2.2 Data Preprocessing
The Neural Networks package offers several algorithms to build models using data. Before applying any of the builtin functions for training, it is important to check that the data is "reasonable." Naturally, you cannot expect to obtain good models from poor or insufficient data. Unfortunately, there is no standard procedure that can be used to test the quality of the data. Depending on the problem, there might be special features in the data that may be used in testing data quality. Toward this end, some general advice is given below.
One way to check for quality is to view graphical representations of the data in question, in the hope of selecting a reasonable subset while eliminating problematic parts. For this purpose, you can use any suitable Mathematica plotting function or employ other such functions that come with the Neural Networks package especially designed to visualize the data in classification, time series, and dynamical system problems.

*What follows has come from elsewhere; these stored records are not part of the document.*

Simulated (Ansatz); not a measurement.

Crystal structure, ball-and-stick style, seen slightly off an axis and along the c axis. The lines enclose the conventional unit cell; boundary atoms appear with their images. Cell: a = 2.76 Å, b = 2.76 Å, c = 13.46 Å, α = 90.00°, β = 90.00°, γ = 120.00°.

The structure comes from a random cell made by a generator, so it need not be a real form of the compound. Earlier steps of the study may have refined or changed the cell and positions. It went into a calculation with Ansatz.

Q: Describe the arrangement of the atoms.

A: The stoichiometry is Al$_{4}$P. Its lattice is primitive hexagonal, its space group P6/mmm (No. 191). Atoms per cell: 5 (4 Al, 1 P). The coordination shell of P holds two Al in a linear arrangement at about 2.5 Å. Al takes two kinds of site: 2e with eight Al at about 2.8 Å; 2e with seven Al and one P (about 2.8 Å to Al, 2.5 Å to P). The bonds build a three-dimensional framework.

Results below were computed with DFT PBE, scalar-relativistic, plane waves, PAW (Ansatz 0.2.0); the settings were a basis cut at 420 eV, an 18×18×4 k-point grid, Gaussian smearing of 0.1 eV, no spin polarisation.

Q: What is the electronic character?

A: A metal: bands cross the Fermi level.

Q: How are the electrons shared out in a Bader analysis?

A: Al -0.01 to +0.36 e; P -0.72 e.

In examining the data for a classification problem, some reasonable questions to ask may include the following:
Are all classes equally represented by the data?
Are there any outliers, data samples dissimilar from the rest?
For timedependent data the following questions might be considered:
Are there any outliers, data samples very different from neighboring values?
Does the input signal of the dynamic system lie within the interesting amplitude range?
Does the input signal of the dynamic system excite the interesting frequency range?
Answers to these questions might reveal potential difficulties in using the given data for training. If so, new data may be needed.
Even if they appear to be quite reasonable, it might be a good idea to consider preprocessing the data before initiating training. Preprocessing is a transformation, or conditioning, of data designed to make modeling easier and more robust. For example, a known nonlinearity in some given data could be removed by an appropriate transformation, producing data that conforms to a linear model that is easier to work with.
Similarly, removing detected trends and outliers in the data will improve the accuracy of the model. Therefore, before training a neural network, you should consider the possibility of transforming the data in some useful way.
You should always make sure that the range of the data is neither too small nor too large so that you stay well within the machine precision of your computer. If this is not possible, you should scale the data. Although Mathematica can work with arbitrary accuracy, you gain substantial computational speed if you stay within machine precision. The reason for this is that the Neural Networks package achieves substantial computational speedup using the Compile command, which limits subsequent computation to the precision of the machine.
It is also advisable to scale the data so that the different input signals have approximately the same numerical range. This is not necessary for feedforward and Hopfield networks, but is recommended for all other network models. The reason for this is that the other network models rely on Euclidean measures, so that unscaled data could bias or interfere with the training process. Scaling the data so that all inputs have the same range often speeds up the training and improves resulting performance of the derived model.
It is also a good idea to divide the data set into training data and validation data. The validation data should not be used in the training but, instead, be reserved for the quality check of the obtained network.
You may use any of the available Mathematica commands to perform the data preprocessing before applying neural network algorithms; therefore, you may consult the standard Mathematica reference: Wolfram, Stephen, The Mathematica Book, 4th ed. (Wolfram Media/Cambridge University Press, 1999). Some interesting starting points might be 1.6.6 Manipulating Numerical Data, 1.6.7 Statistics Packages, 1.8.3 Vectors and Matrices, Statistics`DataManipulation`, and LinearAlgebra`MatrixManipulation`.